I made it to breakfast on time today- and again had boiled eggs and bread. That makes about 30 boiled eggs I've eaten while in Nepal. Think that beats the number I've eaten in all my years prior. Some are good, some not so much. The worst were those soft boiled eggs I ordered for dinner in Deboche. Turned me off eggs for a while, or until I realized that there are few choices here in the Khumbu. The "Khumbu menu" looks to be the same pre-printed form, as if every tea house in the valley is part of one giant chain. The only difference is the name and drawing on the cover, and the slight variations in preparation.
We've decided to share our culinary tour of the Khumbu. Phakding has the honor of being the place NOT to eat veggie momos (dumplings) or garlic soup. Namche Bazaar's Camp de Base wins for best "chicken chilly", Tengboche wins for best bakery (although this is a totally biased selection as Linden thinks the girl in the bakery is the most lovely girl in the Khumbu...), Pheriche wins for best Dal Bhat, and Jeff says for bet nak cheese sandwich and tomato soup, Deboche wins for best French Toast. Moving up the valley, Leboche wins for their "Sherpa bread" ( fried bread with rosemary-the closest we'll come to Italian food!) and Gorak Shep wins for...not much. Once in Chukkung, we decided that, in fact, Chukung wins for best Dal Bhat. While its yet to become too competitive, food is important at altitude, and so, we focus on food.
Lucy and Corell approached Linden this morning with a novel idea- they asked if we could go for a long walk today. Linden, ever agreeable with our crew, acquiesced like the gentleman he is. Meanwhile, Lucy entertained us with her dream from the night before...team-mates, and Himalayas and Vegas and long bats and nominal clothing. I believe she and Renee win for most creative slumber. We walked for several hours, and ended up back in Namche Bazaar- the village nestled in the crook of an elbow, terraced to make life difficult for us low-landers. I would like to think that those days up at altitude would help me walk/climb at altitude, but I've found that my respiratory rate still shoots skyward upon climbing the streets.

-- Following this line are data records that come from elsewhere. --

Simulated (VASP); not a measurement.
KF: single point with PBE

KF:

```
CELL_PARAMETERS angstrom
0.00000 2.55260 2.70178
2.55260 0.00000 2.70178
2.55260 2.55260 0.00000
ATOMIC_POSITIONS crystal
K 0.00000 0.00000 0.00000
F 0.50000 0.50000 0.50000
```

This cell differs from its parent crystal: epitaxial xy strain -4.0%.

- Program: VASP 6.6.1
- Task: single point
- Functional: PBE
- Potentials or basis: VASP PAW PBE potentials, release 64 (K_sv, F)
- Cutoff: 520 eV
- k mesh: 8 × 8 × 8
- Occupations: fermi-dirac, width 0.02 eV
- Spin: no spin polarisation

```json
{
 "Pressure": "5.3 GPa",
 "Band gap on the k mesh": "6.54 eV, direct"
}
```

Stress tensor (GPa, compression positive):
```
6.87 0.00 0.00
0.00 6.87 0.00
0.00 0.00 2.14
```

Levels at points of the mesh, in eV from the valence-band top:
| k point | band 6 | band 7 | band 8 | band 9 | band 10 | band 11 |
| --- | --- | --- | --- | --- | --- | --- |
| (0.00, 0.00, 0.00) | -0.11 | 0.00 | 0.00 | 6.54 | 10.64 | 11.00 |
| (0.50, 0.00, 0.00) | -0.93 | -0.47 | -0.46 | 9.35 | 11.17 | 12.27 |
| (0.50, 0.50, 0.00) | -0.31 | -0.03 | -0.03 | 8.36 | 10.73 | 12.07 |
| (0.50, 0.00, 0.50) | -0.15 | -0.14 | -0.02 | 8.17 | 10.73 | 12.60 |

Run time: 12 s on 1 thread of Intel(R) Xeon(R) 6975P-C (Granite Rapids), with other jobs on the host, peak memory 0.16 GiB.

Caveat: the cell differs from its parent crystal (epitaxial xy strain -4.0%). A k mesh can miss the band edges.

We arrived in Namche around 3:15, and we all took off to our rooms for...showers! I got mine scalding hot and after 5 days without, it was such a pleasure to don clean clothes.
Once clean, Lucy, Corell and I went walking "down-town" to do some shopping. We haggled over prices and were hassled by over-zealous bank card denials. Argh!
We were late for dinner because of all the credit card snafus, and we're horrified to learn on our hurried arrival that the entire table had been kept waiting for our arrival. We felt pretty bad about that. The dining room, so empty two weeks ago, was packed. The First Ascent team was there, and there we were, loping in like schmoes. At the table? First American to summit Everest-Jim Whittaker, his son Lief Whittaker, his wife Diane, climbing guru great Dave Hahn, Melissa Arnot, videographer Kent Harvey, and trek photographer/videographer Ken... Seven Everest summiters at the same table, And then there were the three of us. Dum di Dum di Dum.
We had fun at dinner, but we were a bit insulated from the climbers. We were down in the non-climber, LOL crowd. Luckily Ken talked with us, so we didn't feel quite like aging losers. We had a lot of fun laughing at ourselves, and, for the first time, felt like celebrating a bit. Which we did, with laughter and the finest bottle of "Everest Water" we could find.
Tomorrow, we hope to wake to warmer temperatures- temps where our sunscreen doesn't freeze ( you'd think that'd been figured out by now!)- and the long walk to Lukla.
Hope all. Is well back home--- we are getting closer step by step!